Some people today try to sit down with their parents in the hopes of giving them their perspective on politics, culture, or the world at large. Generally information they learned on the internet. Commonly they are met with vacant stares, disinterest, or even anger, and are soon forced to admit defeat. The Baby Boomer generation was to be the first raised from infancy with a television in the household. The television is the Boomer Generation’s third parent, whomever contests the TV’s narratives will be fought with all the potent vigor of defending a family member. Any successful attack on mainstream propaganda that is landed by someone of later generations, will later be washed away as soon as the boomer sits down with their third parent for their daily lesson.  This, coupled with the most successful quality of life in the history of humanity (now squandered) and we find in the mainstream-imbiber a rock solid allegiance to the system.

Newer generations have no real idea what it is like to have a culture which is not in constant opposition to them, to have a sense community. Examining generational divides we start to understand the effectiveness of the youthful resentment pushed in the 90s by media giants like MTV, creating a culture of generational disdain, culminating in the war between Slackers and the Corporate class.

This battle took many forms that would eventually outpace the creative energy of the slackers, leaving them with an ineffective hedonism and a stunted youth that would become the outline of the “bugman”. College culture of the 90s lost it’s clever aloofness, succumbing to the emerging ills of learned institutions we see today: deconstructivist critical theory and the victim hierarchy. Eventually a corporatized culture emerged with a rank and file false-sincerity that fell right in line with business HR departments. This spelled doom for the Slacker’s signature trait of disinterested ideological aloofness. The corporate class, on the other hand, had no such problem, as they had no foundation in genuine cultural competition. The culture inside the corporate entity was protected from a natural selection pressure that the Slackers were under.

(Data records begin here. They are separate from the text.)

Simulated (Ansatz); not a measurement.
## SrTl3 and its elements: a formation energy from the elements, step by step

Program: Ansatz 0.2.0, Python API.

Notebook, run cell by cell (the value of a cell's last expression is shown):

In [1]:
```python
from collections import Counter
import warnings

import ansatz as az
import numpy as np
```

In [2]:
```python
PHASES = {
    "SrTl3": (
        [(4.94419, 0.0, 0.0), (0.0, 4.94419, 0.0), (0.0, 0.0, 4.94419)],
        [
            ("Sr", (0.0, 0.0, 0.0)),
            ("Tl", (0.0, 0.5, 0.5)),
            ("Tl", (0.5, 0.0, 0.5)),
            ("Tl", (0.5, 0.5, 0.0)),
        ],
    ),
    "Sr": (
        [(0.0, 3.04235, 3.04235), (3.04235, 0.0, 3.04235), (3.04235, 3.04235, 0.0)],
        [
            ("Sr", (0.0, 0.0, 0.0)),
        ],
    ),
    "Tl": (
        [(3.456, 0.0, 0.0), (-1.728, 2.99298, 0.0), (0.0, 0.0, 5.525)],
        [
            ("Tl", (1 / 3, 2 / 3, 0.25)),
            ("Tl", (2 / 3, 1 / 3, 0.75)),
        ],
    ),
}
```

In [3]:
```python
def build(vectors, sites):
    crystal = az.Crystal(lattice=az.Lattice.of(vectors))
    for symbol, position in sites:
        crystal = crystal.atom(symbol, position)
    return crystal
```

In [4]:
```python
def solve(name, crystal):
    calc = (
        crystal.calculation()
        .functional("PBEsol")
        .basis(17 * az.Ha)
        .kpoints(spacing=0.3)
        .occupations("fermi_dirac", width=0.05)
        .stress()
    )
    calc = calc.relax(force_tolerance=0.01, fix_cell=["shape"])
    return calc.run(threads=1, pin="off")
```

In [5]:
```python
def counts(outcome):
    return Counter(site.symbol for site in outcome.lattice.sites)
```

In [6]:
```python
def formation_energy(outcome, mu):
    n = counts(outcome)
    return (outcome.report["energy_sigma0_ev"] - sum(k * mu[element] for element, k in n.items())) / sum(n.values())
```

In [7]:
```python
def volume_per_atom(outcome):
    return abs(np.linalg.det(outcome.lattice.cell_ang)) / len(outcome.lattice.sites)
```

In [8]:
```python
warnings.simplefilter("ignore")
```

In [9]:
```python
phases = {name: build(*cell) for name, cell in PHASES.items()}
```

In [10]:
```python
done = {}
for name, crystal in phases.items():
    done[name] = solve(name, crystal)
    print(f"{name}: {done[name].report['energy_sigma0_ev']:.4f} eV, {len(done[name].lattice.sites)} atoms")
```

Like all cultures that champion creative alternatives to a prevailing system, the Slacker was destined to be crushed. The care-free attitude of 90s hacky-sack and brightly-colored fashion was consumed by it’s own nihilism, before collectivization could give the corporate caste any real opposition. A movement as such will shout “Down with the Man” until it becomes apparent who the man really is, then the process of cultural redirection spins that movement into backing the very thing they were fighting against in the first place, inevitably swallowing it whole and birthing horrors more heinous than Angrboða could imagine in her wildest womb-imaginings.

Alegria Art is the ‘organic art’ that emerged as our final and culminating creative form. We all know this style, the dumpy purple people on every corporate ad, the squiggly noodle arms in flat graphic style, with a label so Orwellian that it is indecipherable from satire. Alegria, meaning ‘joy’ in spanish, is the perfect word for the rootless art style of international and corporate capitalism. It comes from a place so devoid of humanity that it almost seems a hostile race of Aliens from space have put it in the consciousness of those whom they wish to conquer. It is an uncanny valley of non offensive aesthetic check-marking. Just as the Bolsheviks filled their public space with bleak, inhuman, brutalism to crush the will of the common man, Alegria represents the ever-present doom of the creative human spirit. A Pandora’s Box to hell wrapped in bubble wrap and glitter, spouting Lovecraftian psychic demons to eat the dreams of little children – consumed by the androgynous Alegrian purple creature who stands over the smouldering remnants of civilization to the sound of happy whistling and ukulele music.

The 90s Slacker rebelled without having a grasp on what true identity was, making the Slacker impotent right from the start. When a movement has no foundation, it has no means of building an architecture of defense. If we’ve learned anything from the Slackers, it is that without necessary defensive principles, any movement will find itself becoming part of the machine it rebelled against in the first place.